Please do mummylin xx

officelady · 29/12/2013 08:49

I often read this thread and think about you all, but rarely have time to write anything but thought I'd post a little update today. I am sorry to see some new people have joined since I last posted, my thoughts are with you all, and I hope you can draw comfort from the other posters on here who are walking the same sad path.
My mum died in July 2012 and every day since then has been hard. I seem to have reached something of a plateau if that makes sense - life goes on but there is always a sadness in the background. I worry sometimes that it will never get better, but then I'm not sure if I want to feel better, as if that would be forgetting mum or mean that I don't care as much. Does that even make sense? Sometimes I question my own sanity!
This weekend I am staying with my dad and it has just been full of reminders of mum which is lovely in some ways but also brings home the horrible emptiness of knowing she is not here anymore. However I have decided that when I go home I am going to put up some photos of mum because I don't have any on display in my house and I feel like I am ready to have them around now. We don't have lots of photos up at home, just one little one each of the kids and the dog(!) but I'm going to find a place and have a montage of my "mum" photos.

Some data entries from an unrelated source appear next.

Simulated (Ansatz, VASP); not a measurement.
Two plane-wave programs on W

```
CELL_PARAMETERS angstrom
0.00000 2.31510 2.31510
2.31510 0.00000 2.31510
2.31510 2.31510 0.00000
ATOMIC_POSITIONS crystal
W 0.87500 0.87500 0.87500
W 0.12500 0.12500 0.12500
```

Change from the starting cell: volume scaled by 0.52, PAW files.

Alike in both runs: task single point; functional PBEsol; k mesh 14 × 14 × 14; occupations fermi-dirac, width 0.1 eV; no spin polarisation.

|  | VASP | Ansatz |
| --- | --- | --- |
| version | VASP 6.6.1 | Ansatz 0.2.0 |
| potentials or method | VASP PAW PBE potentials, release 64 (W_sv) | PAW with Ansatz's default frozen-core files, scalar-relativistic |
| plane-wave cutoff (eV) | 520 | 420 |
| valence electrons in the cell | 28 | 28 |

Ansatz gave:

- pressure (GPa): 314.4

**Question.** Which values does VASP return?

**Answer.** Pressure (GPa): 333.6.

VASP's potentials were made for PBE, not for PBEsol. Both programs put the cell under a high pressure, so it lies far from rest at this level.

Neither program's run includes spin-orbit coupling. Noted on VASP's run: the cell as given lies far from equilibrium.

I used to look forward so much to Christmas and New Year because it inevitably meant a big family get together with mum at the centre, she loved nothing more than having all her family around. It will never be the same and that is hard to accept. I'm also dreading New Year's Eve because once we get to January, I can no longer say "my mum died last year". I know this is just a very small thing but I can't stop thinking about it.
Anyway this has turned into an essay - sorry about that!